Malaysian economy to grow by up to 5.5% in 2024
Malaysia’s economy is expected to improve in the next 12 months, with gross domestic product (GDP) set to grow by 4.5% to 5.5% from an estimated 4% in 2023, according to credit rating agency RAM Ratings.
At the launch of its Economic Outlook 2024 report, the agency said in a statement that “the economy is benefitting from a potential turnaround in external demand”.
It said: “Resilient domestic demand, supported by benign inflation and interest rates would also propel growth momentum.

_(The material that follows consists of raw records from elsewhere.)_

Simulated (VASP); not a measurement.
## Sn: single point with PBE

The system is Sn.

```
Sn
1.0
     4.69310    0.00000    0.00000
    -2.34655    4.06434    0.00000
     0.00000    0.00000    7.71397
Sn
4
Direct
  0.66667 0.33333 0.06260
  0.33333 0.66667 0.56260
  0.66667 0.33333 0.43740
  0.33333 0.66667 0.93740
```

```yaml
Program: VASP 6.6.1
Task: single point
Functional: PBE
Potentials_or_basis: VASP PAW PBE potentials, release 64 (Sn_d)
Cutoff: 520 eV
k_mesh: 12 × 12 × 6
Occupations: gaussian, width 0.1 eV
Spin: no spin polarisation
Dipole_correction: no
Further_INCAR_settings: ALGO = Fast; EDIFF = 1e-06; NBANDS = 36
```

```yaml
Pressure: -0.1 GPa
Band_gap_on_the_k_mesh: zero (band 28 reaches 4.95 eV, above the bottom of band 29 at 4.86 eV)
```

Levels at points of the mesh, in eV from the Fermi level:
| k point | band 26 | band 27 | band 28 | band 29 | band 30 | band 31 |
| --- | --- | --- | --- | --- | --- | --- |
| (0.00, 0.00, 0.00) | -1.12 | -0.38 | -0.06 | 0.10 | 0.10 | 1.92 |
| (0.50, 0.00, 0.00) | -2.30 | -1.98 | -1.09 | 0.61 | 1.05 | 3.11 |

“However, with a need to fund critical development projects, government debt will remain relatively sticky at RM1.3 trillion (£221 billion) in 2024 (62.7% of GDP) and debt servicing not insignificant at 16.1% of total projected revenue in 2024,” it said.
The Outlook said the biggest risk to Malaysia’s growth will be whether the global economy successfully achieving a “soft landing” and avoiding further escalation of geopolitical conflicts. It added that a spike in global food and commodity prices could put pressure on domestic demand.
Cost pressures continue in 4Q 2023
However, a business sentiment survey conducted by RAM-CTOS under the Business Confidence Index indicated a fall for the second consecutive quarter in the fourth quarter of 2023, driven down by the negative sentiments of micro, small and medium enterprises (MSME) respondents.
According to the survey, the overall index fell to 48.9 from 50.4, signalling pessimism about business prospects in the next three months. For MSMEs, expectations for sales growth, profitability and capacity utilisation were weak across the board. Rising costs of doing business and weaker economic growth were the key reasons cited by the 141 firms polled for this survey.
Business conditions largely worsened among surveyed firms towards the end of 2023. Almost 50% of respondents reported lower sales and profit in 4Q 2023 compared with 1Q 2023. This is particularly acute among MSMEs as costs continue to rise, with limited ability to fully pass on cost increases to customers. In contrast, corporate firms (30% of the survey) respondents fared better, with a bigger share of firms reporting higher sales and profits at the year end than in 1Q 2023. MSMEs also faced tighter cash flow and access to finance during this period than corporates.
While around half of respondents would welcome government assistance in dealing with the rising cost of doing business, their needs differ. Financial assistance is most needed by micro firms, while for SMEs and larger companies support for business enhancements, including automation and training, are more relevant.
RAM said the survey’s findings underscores the necessity for a tailored approach in addressing the diverse needs of businesses. “While financial aid remains crucial for MSMEs, the SMEs and larger corporations seek support in enhancing their operations, including automation and upskilling to navigate the evolving business landscape,” it said.
Erick Hamburger, Group CEO of CTOS Digital, said the government is aware of the need to support MSMEs, given their sizable contribution to the economy. However, he said the survey indicated that accessing to government support programmes remains a challenge, particularly for micro firms. For example, close to 70% of micro firms do not plan to utilise the automation and training schemes announced under Budget 2024 and the main reason cited was simply not knowing where and how to apply for these schemes. For SMEs, around 80% intend to utilize the schemes for automation and/or training and around a quarter expressed facing similar barriers to access.
Chris W.K. Lee, RAM Holdings Group CEO and Executive Director, added: “Government schemes are needed to support MSMEs to scale up and innovate, but they should be preceded by effective communications and outreach programmes to reach the right target groups. Onboarding and administrative processes should also not be overly complex or cumbersome for applicants.”